By Mark Schatzker, Conde Nast Traveler

In the winter of 1991, a Canadian chef named Chris McDonald was cooking at a hotel in Zihuatanejo, Mexico—making a Yucatan dish called papadzules—when Diana Kennedy walked in. Diana Kennedy, for those who haven’t heard of her, is widely considered the world’s foremost eminence when it comes to Mexican cuisine. She is a recipient of the Order of the Aztec Eagle, the highest award the Mexican government bestows upon foreigners.

It takes a brave chef, in other words, to cook Mexican for Diana Kennedy, as McDonald found out. She took one bite of his papadzules—tortillas filled with hard boiled eggs, basically—and spat it out. The problem? The pipián (a sauce made from pounded seeds) had garlic in. Many a pipián contains garlic, but not the pipián this particular dish called for.

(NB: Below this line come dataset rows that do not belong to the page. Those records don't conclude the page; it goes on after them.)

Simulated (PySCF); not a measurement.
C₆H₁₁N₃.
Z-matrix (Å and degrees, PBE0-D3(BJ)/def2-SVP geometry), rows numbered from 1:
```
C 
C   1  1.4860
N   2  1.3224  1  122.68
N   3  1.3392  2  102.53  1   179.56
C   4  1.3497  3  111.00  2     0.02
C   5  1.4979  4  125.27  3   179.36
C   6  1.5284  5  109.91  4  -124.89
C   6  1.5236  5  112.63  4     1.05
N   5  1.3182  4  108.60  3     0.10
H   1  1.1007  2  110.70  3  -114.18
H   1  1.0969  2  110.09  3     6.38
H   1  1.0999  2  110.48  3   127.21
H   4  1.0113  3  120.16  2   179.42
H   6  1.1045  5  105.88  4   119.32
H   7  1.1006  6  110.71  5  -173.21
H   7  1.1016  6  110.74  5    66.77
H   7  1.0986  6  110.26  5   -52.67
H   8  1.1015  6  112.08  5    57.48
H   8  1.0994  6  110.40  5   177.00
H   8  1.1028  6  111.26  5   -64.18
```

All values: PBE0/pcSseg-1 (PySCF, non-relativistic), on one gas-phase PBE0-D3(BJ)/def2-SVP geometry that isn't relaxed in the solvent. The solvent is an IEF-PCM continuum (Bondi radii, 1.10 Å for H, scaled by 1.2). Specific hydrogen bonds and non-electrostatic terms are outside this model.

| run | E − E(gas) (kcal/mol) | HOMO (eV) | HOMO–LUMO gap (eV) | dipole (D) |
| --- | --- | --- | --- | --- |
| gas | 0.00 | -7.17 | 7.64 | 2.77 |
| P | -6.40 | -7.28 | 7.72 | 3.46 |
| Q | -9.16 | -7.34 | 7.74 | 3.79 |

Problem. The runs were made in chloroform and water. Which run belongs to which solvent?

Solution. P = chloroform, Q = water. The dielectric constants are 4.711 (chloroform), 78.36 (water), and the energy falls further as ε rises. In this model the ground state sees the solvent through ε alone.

“It was a humiliating moment,” McDonald recalled a few days ago at his tapas restaurant Cava, in Toronto. Over the past 21 years, McDonald has not only recovered from the papadzules episode but has become one of the city’s most acclaimed chefs. And on this particular night, he was once again feeling brave enough to cook for Diana Kennedy. The occasion was the publication of Oaxaca al Gusto: An Infinite Gastronomy, Kennedy’s most recent culinary tome. Kennedy, along with a full restaurant of admirers, was presented with a trio of Oaxacan appetizers, followed by a Veracruz-style ceviche verde, and Oaxacan mole of pork and chicken. But no papadzules.

Between courses, McDonald got up and reminisced about the good ol’ days in Mexico when Kennedy would drive her beat-up pick-up truck six hours through the mountains and show up at his restaurant to talk food. “It was a little like having Wayne Gretzky drop by to play shinny,” he said. (This is how Canadians actually talk.) Afterward, Kennedy got up and described the challenge of finding a publisher for a regional Mexican cookbook of biblical thickness that contained a recipe for iguana. (Other recipes include pork spleen, cow brains, and turtle eggs.) No one wanted anything to do with it. Until the University of Texas Press stepped up, that is, at which point others suddenly wanted it. Her words were followed by roaring applause.

Back in the kitchen, I asked Kennedy to weigh in on the state of Mexican cuisine north of Mexico. “It’s getting better,” the 89-year-old pronounced, sounding almost relieved. In some areas, she admitted, Mexican food is still where Chinese and Italian food were in the ’40s and ’50s. “You know,” she said, “chop suey and chow mein or spaghetti and meat balls.” One of the biggest problems is a failure to understand the diverse, almost magical, properties of chilies, she explained. “You use them in such interesting ways. They can be a vegetable. They can be a spice. They can be stuffed or pickled.”

As though to underscore Kennedy’s point, one of McDonald’s trio of Oaxacan appetizers was jalapeños rellenos de Tuxtepec, a pickled chili stuffed with ground beef, clove, garlic, onion, almonds, and about 13 other things. It was eye-wateringly spicy, but that was it as far as heat, exploding another Mexican food cliché.

In truth, the meal didn’t taste anything like “Mexican” food. No cumin, tomato, and gooey cheese. And that, of course, is the entire point.

But did it taste good? In this hungry reporters opinion: Big Time. Especially the ceviche, which was made according to a still unpublished recipe Kennedy collected long ago.

Kennedy agreed. “The ceviche,” she told me, “was outstanding.”